I’ve been struggling with a lot of anxiety this pregnancy. It’s been hard to pinpoint why. Sure, the daily stresses of handling a toddler, balancing the budget, paying bills (so many bills), getting it all done, and trying to take care of myself add up, but I couldn’t understand why I was having such a hard time, struggling to catch my breath all day long. Then today I cried…a lot. I don’t cry in the primal sense a lot…I cry at things like cute videos and heartwarming stories, but not that bubbling up from the pit of your stomach emotional crying that’s raw and real, but today it came.
A lot of people have said to me, in an effort to be comforting, “Don’t worry, Gracie won’t even remember a time when it was just her…” I totally and completely get why people say that, and on some levels it’s a wonderful thing, but it also makes me so sad. For the past nineteen months we have poured our heart and soul into this sweet little miracle we never knew would come into our lives. We have watched her grow, roll over, cry, sleep, not sleep, struggle, succeed, laugh, belly laugh, crawl, walk, sprint, smile, splash, tumble, act goofy, and all around be the most impressive and amazing accomplishment of our lives.
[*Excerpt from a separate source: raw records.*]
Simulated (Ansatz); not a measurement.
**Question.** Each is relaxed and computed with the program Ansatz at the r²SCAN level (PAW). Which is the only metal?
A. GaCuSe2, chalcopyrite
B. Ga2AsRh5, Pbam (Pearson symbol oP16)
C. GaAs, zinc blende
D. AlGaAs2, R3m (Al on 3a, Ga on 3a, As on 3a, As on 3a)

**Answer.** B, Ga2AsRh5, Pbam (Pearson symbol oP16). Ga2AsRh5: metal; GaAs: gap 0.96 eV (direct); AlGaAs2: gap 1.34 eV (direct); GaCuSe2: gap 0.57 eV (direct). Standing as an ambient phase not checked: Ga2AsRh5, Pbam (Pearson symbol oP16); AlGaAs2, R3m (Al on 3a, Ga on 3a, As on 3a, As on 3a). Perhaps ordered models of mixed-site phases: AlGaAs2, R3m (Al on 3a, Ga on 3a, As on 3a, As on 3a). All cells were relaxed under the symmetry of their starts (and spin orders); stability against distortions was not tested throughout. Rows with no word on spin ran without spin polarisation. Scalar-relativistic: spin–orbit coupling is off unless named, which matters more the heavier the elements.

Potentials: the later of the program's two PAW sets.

Don’t get me wrong, it isn’t always beautiful. There were so many times we were so sleep deprived and delirious, or frustrated, or just wistful for the time when time was ours and ours alone. We could go to a movie whenever we wanted, or eat at a restaurant without having to get it boxed up immediately due to an epic meltdown. Oh, and we really miss sleeping in…wow.
But just like everyone with children says, even though you may not believe them, it’s so worth it, which is why right now I’m so sad. I know that once our new little bundle of joy arrives all of this hypothetical worrying will disappear, but for now it’s raw and real, and so I just want my sweet Gracie to know how special these past nineteen months have been.
Sometimes I wake up and stare at the monitor, willing you to wake up because I miss you. We can’t wait to come in and greet you in the morning, because you pop up like “Hello, world!” We love it when you sing us awake in the morning.
We have been on so many adventures since you started toddling. We are so impressed when you instinctively reach up for our hands when we get near the street. We love how you always seem to have a plan, and you think maybe we don’t know you’re steering us towards the park, again. 🙂
We love hearing you giggle and squeal when you’re on the swings. We love it when you jump off your Mickey chair into our arms, and grab your belly and scream in delight.
I have had so much fun doing swimming and gymnastics with you these past couple of months. Watching you learn how to do things, and then come home and practice your piking and pulling and walking on a balance beam. You have become such an adventurous little water baby, and I love your fearlessness!
While you may not say much, every time a new word comes out of your mouth it is absolutely delightful!
Your love of puppies is absolutely the sweetest thing I’ve witnessed. You just fall to pieces whenever you see a dog, and I’m so glad that Bella is finally warming up to you a bit.
You just started hugging me and daddy, and we love it so much, we wish we could have enjoyed these snuggles for even longer. Please know it will never get old, and we will always love it when you climb onto us and say “awww” and snuggle in for a cuddle.
- Your dad and I were always afraid that having a baby would change our relationship. Well, it did, but if anything, it made me love and respect him even more. Watching your relationship has been so amazing to see. Your bedtime routine that only daddy can do just right, and how excited you get when we’re on a walk and he comes home for the day.
We have so many special things that we do with you. Smush kisses, 1…2…3…weee, Daddy pretending you’re flying away, back flips off of us, the PJ Masks song, your constant adorable babbling and chattering in the car, every song we’ve made up related to diaper changes, sleeping, when your tummy hurts, bath time, oh so many songs we sing with you.
I’m so thankful that I decided to spend this time with you and stay home, I will never ever regret it for a second. There are times when we are both peering out the window at 5 o’clock wondering where daddy is, but this has been the best job I could ever have. Plus, I’m still getting to teach you every single day!
There are so many things, sweet Gracie girl, that we want you to remember from this short but precious time when you were our one and only, so I hope you know that even if you don’t remember, we always will. We feel so blessed and absolutely love that our family is going to grow by one more, and that you’ll have a sister, but know that we really loved this time, too. It’s made us see just how amazing life can be, and we have you to thank for that!